The immediate trigger for the legislative action was the decision in Linko
v. Indemnity Ins. Co. of North America, 90 Ohio St.3d 445, which held that a
proper offer of UM coverage must include a brief statement of the coverage, an
express statement of the UM/UIM limits and specific details about the premium.
The Linko court was careful to point out that it reached its decision
under the statute as it existed in 1996. The statute was previously changed in
1997 and some recent federal cases have held that those earlier changes were
sufficient to undo the results of Linko and Scott-Pontzer. Roberts
v. Universal Underwriters, 170 F. Supp. 2d 768 (N.D. Ohio).
The issue of an insufficient offer of UM coverage was also the fulcrum of Norris
v. National Union Fire Ins. Co., N.E.2d (Appellate Court of Illinois, Nov.
16, 2001). Jones Truck Lines purchased a truckers policy but retained a $500,000
deductible. Jones's executives met with the insurance broker and employees of
the insurer and made it clear that they wished to reject UM coverage in all
states where rejection was possible. As the dissenting judge points out, there
can be no doubt that the insured was fully aware of the right to purchase UM.

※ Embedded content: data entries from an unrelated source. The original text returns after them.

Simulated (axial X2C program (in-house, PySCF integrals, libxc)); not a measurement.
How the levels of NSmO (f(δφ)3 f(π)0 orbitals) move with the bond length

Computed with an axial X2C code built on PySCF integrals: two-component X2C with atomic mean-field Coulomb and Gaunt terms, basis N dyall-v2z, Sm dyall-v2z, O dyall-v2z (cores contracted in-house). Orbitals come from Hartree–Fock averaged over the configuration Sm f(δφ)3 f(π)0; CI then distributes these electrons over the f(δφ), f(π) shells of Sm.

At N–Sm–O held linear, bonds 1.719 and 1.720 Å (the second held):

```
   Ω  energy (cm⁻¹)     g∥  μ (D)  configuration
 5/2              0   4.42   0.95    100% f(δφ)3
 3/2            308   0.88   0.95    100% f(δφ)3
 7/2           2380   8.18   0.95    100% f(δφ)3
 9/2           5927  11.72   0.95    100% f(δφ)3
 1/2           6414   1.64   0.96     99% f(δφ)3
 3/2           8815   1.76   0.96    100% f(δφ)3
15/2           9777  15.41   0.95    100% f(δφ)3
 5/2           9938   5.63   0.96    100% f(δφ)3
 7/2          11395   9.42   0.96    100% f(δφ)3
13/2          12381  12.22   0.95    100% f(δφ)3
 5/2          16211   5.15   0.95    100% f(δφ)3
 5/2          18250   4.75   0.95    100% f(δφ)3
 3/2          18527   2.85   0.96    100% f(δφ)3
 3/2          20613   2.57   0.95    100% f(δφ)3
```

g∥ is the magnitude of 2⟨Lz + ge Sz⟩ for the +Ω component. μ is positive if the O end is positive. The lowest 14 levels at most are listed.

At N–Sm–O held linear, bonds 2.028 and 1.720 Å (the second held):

Illinois law does not permit complete rejection of UM: a minimum of
$20,000/40,000 must be purchased. The majority concluded that the rejection form
presented to the insured did not comply with the Illinois statutory mandate that
the insurer must specify the limits of optional coverage and advise the insured
that the optional coverage is available for a modest premium increase. The form
actually used (typical of the forms used in the industry for interstate
truckers) asks the insured to accept or reject coverage and purported to inform
the insured of the mandatory limits, if any, in the fifty states and the
District of Columbia. The form incorrectly asserted that the Illinois minimum UM
requirement was $30,000. As a result of the insurer's failure to strictly
comply with the terms of the statute, the court concluded that the estate of the
driver/employee was not limited to the states minimum limits. Since the insurer
had failed to make a proper UM offer to the motor carrier, the estate was
entitled to collect $2 million, the amount of the bodily injury limits. The
court also rejected the insurer's argument that it was entitled to a set-off
for any worker's compensation payments.
Limitations of Liability
The United States Court of Appeals for the Eleventh Circuit enforced a
limitation of liability of which the shipper claimed to have no knowledge of in Siren,
Inc., v. Estes Express Lines, 249 F.3d 1263. As is frequently the
case, the shipper prepared the bill of lading. Perhaps intending to guard
against the unknown, the shipper used a form which did not incorporate the
carrier's "tariff" (although it noted that general freight carriers
no longer publish tariffs, the Court referred to its rates and rules as a
"tariff"). However, without understanding the significance of it, the
shipper used the term "Class 85" in the bill of lading. Noting that it
did not have an obligation "to protect shippers from themselves," the
Court held that the shipper would be bound by the bill of lading which it
"drafted" so that the motor carrier could rely on the industry
understanding that Class 85 provided for a limitation of liability. The Court
held that incorporation of the tariff in the bill of lading was not the only way
the parties could limit liability under the Carmack Amendment. The insertion of
"Class 85" constituted, the Court said, an agreement by the shipper to
a limitation of liability even though it was not aware of the limitation.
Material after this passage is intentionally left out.